I’m running into an issue where transcriptions are occasionally missing or not stored, especially under moderate concurrency (~15 concurrent sessions). At that level, 1–2 transcriptions per batch fail to persist.
Saving at session end via SessionReport — I use ctx.make_session_report() in an on_session_end/shutdown callback, but instead of writing JSON to disk I forward the data to another service over gRPC. This works most of the time but some transcription still go missing.

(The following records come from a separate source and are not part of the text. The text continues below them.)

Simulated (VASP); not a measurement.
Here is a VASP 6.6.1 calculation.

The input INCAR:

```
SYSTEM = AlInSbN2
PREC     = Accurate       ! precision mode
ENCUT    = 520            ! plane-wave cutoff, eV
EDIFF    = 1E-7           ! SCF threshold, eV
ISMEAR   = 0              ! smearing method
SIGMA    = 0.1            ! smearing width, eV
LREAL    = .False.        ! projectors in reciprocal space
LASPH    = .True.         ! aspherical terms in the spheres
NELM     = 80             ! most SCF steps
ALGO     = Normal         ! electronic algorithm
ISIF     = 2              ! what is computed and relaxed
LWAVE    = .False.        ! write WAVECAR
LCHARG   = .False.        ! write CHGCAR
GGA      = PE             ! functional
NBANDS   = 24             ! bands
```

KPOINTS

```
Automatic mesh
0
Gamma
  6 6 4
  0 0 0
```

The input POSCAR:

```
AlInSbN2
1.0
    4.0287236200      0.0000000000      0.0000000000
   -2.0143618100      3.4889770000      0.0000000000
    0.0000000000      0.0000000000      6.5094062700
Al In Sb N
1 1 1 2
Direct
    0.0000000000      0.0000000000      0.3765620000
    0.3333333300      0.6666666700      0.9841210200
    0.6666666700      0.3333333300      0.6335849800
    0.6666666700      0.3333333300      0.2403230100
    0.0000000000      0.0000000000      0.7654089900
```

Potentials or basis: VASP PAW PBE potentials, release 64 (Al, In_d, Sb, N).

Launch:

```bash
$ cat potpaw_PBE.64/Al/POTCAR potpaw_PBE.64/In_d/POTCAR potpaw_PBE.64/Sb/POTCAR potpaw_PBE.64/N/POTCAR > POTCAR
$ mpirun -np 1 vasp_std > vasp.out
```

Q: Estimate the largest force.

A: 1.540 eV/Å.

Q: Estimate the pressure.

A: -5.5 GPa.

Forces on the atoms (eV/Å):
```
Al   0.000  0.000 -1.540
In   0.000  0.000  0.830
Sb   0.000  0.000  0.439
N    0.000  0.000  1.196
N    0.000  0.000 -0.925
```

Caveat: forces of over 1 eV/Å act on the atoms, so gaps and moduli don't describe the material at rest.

locally it works fine. most of the time if this happened they just throw silent error and my success log is not printed. other times it just throw this error
failed to publish transcription
Traceback (most recent call last):
File “/opt/venv/lib/python3.12/site-packages/livekit/agents/voice/room_io/_output.py”, line 307, in _publish_transcription
await self._room.local_participant.publish_transcription(transcription)
File “/opt/venv/lib/python3.12/site-packages/livekit/rtc/participant.py”, line 285, in publish_transcription
raise PublishTranscriptionError(cb.publish_transcription.error)
livekit.rtc.participant.PublishTranscriptionError: engine: connection error: engine is closed
OR
process did not exit in time, killing process
is it because i use job context shutdown instead of session.shutdown when call end so on_session_end function never triggered?
if is it taking too long does increasing shutdown_process_timeoutwill help?
There is a time limit for shutdown hooks to complete. Sounds like this is your issue.
Note
Shutdown hooks should complete within a short amount of time. By default, the framework waits 10 seconds before forcefully terminating the process. You can adjust this timeout using the shutdown_process_timeout parameter in agent server options.
I already increase the shutdown_process_timeout into 45s then 60s. but now there is an error and transcript is not saved event for 1 call there are this error in stt:
[WARNING] voice-agent — Speech recognition failed, retrying in 2.0s
Root Cause:
Audio Timeout Error — Long duration elapsed without audio.
Audio must be streamed close to real-time.
It looks like this is coming from the Google STT, and not your transcription upload step? Since STT would not be enabled when you are uploading your transcripts, this might be a red herring.